When I don’t know what to make, or I don’t have enough of any one component to make a whole necklace, I make what I call a sampler.  It’s not really a sampler per se, more like a charm quilt where every square is made from a different scrap of fabric.  But to me “charm necklace” still conjures up images of plastic charm necklaces from the 80s so I use the term “sampler.”

I digress.  I’m on a turquoise-copper-silver kick right now, so the latest addition to my Sedona line is this necklace.

It started with this pendant, which is a section of copper water pipe with a nugget of turquoise pinned on silver wire.

Pinning, in this case, is using a torch to ball the end of a wire, trapping something on it.  If you use a lame torch like the one on my bench that is really meant for caramelizing the top of crème brûlée, you might burn your stone before balling the wire.  Not that that ever happens to me.  (Note to self: Get the oxy/acetaline Little Torch out of the shed because it would be awesome at pinning.)  I have a habit of losing interest in a necklace once I finish the pendant, and then I just stick it on a chain and call a day.  Either that or my kids wake up from their naps and my creative streak is curtailed.  Anyway, I thought this pinned pipe pendant deserved something more than a chain, something more artful and creative, so I created the sampler necklace.  But then it became so busy and visually heavy that the pendant was better off being showcased on a chain.  And so I made a different pendant, slightly larger and plainer, for the sampler.

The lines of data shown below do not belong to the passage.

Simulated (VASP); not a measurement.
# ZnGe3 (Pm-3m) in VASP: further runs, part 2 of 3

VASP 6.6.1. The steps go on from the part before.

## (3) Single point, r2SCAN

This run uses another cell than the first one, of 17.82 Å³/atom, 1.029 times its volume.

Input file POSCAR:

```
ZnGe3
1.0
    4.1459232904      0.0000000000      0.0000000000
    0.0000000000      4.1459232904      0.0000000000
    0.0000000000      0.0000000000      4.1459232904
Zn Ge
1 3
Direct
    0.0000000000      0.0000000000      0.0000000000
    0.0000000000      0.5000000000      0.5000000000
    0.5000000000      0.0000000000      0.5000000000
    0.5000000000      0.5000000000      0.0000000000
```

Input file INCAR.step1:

This picture was taken in my studio, and I purposefully didn’t crop out my tan line to prove (to my mother who reads this) that I have a dress on.  See that little swatch at the bottom edge?  Also in the background you can see my card catalogues, which make awesome bead-strand storage.  (My local library in Delaware went digital around the same time I was making jewelry there, so I taught beading at summer library camp in exchange for their old card catalogues.)